The first arcade I ever walked into had an Astro Invader machine. I have to write a little about this game, because it seems full of contradictions.
Astro Invader was the first video game from Stern Electronics, and it was clearly an attempt to cash in on the Space Invaders craze. The name alone told you that, right? But here's the problem. . . In some ways it seemed like an even less advanced game than Space Invaders, because the aliens simply dropped through vertical slots clearly marked on the screen. The premise didn't even make sense: since when does the sky have vertical slots? The aliens didn't even shoot at you, they just tried to drop on you. Nor did they respond in any way to the player's actions, aside from dying when shot.
This might have been forgivable. . . except that Galaxians had already come out the year before. The multi-colored Galaxians swooping down in formation, while firing, in front of a scrolling starfield looked like the future. Astro Invader looked like the past.
So, Astro Invader was the runner-up. If you couldn't play Galaxians at your local arcade because of the mob surrounding the machine, you could always walk across the room and plunk your quarter into the lonely Astro Invader machine.
Why did Stern release a game that was clearly behind the times?
Then there's the color issue. It's been a lot of years, but I thought Astro Invader was a black-and-white game with a color overlay -- sort of like Space Invaders. According to Wikipedia, it was a color game. It plays in color with MAME. And yet, if you play the game in MAME you'll notice the color is applied in a very overlay-like manner. All game objects are monochrome and they change color as they move through different regions of the screen. Which is right: Wikipedia or my faded memories?
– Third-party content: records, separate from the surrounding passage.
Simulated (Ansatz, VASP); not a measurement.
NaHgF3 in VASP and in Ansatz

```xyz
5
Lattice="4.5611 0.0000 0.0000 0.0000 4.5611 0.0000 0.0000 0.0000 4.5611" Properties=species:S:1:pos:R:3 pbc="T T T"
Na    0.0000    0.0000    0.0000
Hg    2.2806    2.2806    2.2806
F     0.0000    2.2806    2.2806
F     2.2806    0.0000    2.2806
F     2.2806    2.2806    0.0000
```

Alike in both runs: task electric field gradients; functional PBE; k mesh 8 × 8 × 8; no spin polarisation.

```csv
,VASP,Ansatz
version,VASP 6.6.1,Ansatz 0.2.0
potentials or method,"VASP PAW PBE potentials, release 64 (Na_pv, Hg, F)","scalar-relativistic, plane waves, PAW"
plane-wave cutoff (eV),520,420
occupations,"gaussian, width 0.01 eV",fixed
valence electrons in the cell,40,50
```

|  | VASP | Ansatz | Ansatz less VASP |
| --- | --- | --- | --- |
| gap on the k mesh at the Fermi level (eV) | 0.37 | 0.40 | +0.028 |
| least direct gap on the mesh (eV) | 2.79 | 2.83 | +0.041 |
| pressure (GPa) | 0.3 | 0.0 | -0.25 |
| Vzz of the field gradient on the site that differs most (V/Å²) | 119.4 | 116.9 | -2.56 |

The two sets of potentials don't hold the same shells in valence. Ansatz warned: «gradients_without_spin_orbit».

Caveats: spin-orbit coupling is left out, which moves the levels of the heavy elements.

Next issue: Scarcity! Wikipedia offers this:
An Astro Invader machine appears in the music video for the Tom Petty and the Heartbreakers song You Got Lucky. The band finds a working one buried under some junk in an old barn, and eventually Petty knocks the machine over. Although not commented on at the time, this has retroactively caused some lament among arcade fans because Astro Invader machines were not produced in large numbers to begin with, and intact, working specimens are now fairly rare.
Back in the early 1980s, in the region of rural Texas where I lived, there was no shortage of Astro Invader machines. The two arcades I most often frequented both had one. Maybe my area was freakish, maybe it was a dumping ground for games nobody wanted. They were also among the first arcade games that I ever saw coming up for sale the public -- for cheap! The use of an Astro Invader machine in that Tom Petty video made perfect sense to me when I saw it on MTV. "Aha! They used the cheapest, most unwanted arcade game they could find." It was already obsolete.
If the machines are fairly rare today, I suspect it's because so many were unceremoniously dumped into landfills around 1982.
However. . . I don't want to give the impression that I hated the game. It may not have wowed me the way Galaxians did, but I probably put more quarters into Astro Invader than I ever did into Space Invaders and Galaxians combined. That was partly due to availability, as I've previously alluded. . . but there was something else.
I've heard some people talk about the hypnotic qualities of Space Invaders. They talk about getting into the rhythm of the game and finding an almost trance-like state. I never got that out of Space Invaders, but I have experienced something like it when playing Astro Invader. The aliens fall into their slots at a fixed rate, your gun fires at a fixed rate, and you have move and fire into slot after slot to the beat of the game. It could be -- briefly -- fascinating.